Who you know from ’94 that came outta Illinois with the G-funk swagger and the braids to match? Matter fact, who you know that ended up the first woman in history to go Platinum as a solo MC? Da Brat did all that with Funkdafied: a prime half-hour of Jermaine Dupri in the key of gangsta lean, Brat breezing through the West Coast flavor with a bark and bite that demanded her respect. She repeatedly calls out for her competition because she knew she had none, casting aside the stigma of a woman-identified MC as an unsafe bet with a Gold ceiling. Da Brat came here to kick shit: a Midwest head doing California standards, without biting or rehashing! With a simple call of Brat-tat-tat-tat! — baggy fit, scalp swaying to the rhythm — Brat could start a party, roll a blunt and buss a head with the best of her idols.

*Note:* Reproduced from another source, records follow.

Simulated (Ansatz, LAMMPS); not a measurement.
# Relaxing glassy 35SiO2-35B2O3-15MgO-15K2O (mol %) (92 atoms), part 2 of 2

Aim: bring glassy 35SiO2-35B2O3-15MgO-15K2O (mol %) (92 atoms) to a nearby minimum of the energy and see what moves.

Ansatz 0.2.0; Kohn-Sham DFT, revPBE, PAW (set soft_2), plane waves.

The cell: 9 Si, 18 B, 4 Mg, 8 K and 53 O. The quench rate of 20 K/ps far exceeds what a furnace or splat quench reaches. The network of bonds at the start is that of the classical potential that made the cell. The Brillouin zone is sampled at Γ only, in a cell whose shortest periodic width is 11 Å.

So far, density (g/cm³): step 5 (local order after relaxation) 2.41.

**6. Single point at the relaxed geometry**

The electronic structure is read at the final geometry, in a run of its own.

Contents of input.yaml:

How does a Shawntae Harris from the West Side of Chicago end up taking off with Jermaine Dupri? After a childhood cycling through band instruments, and a background drumming in the church choir, fate would take Harris to a Yo! MTV Raps-sponsored talent show with a $50 cash prize and a chance to meet Kriss Kross. Once Harris stole the show, Kriss Kross invited her to an Oprah taping and introduced her to Dupri. It took a matter of weeks for Dupri to buy in, and Da Brat made her debut on the Kriss Kross single “Da Bomb.” By the time Funkdafied dropped, Brat came into full definition as a brash, no-nonsense G with the LBC to thank. She fashioned herself in the energy of a female Snoop — she confirmed this two years ago — but didn’t walk directly in his light to carry her persona. No, the swagger belonged to Brat: the namesake itself aiming to invert the only-child negativity, bring power to the woman in control of her destiny. The plats and the shades made her look the part, but a lifelong love for music drove her from Kenwood Academy to So So Def.
Twenty-five years later, Funkdafied still stands tall in the G-funk canon as a record that’s lean, mean, and a nonstop delight to listen to. Where many of her contemporaries’ albums weathered far worse with age, given the gratuitous nature of the subgenre, Da Brat and Jermaine Dupri gave us nine records that play the game without giving themselves the opportunity to grow stale or outlandish. Brat hits all the talking points a true G should: the party anthem, the weed ode, and enough sonic threats to reinforce how little room for error there is when contemplating whether or not to test the aforementioned gangsta. She fixates on the funk and never loses the groove; there’s a palpable weight to every time she commands the listener’s attention. Like MC Lyte broke the barrier and the bank before her, Brat knuckled up against underestimators and detractors from all angles. When no one thought Funkdafied would do well commercially, it became the first Platinum hip-hop album by a solo woman-identified MC. Count the ways she reiterates the rhetorical question of who can fuck with her; she knows this might be her only shot to represent for the women like her, and all who come after.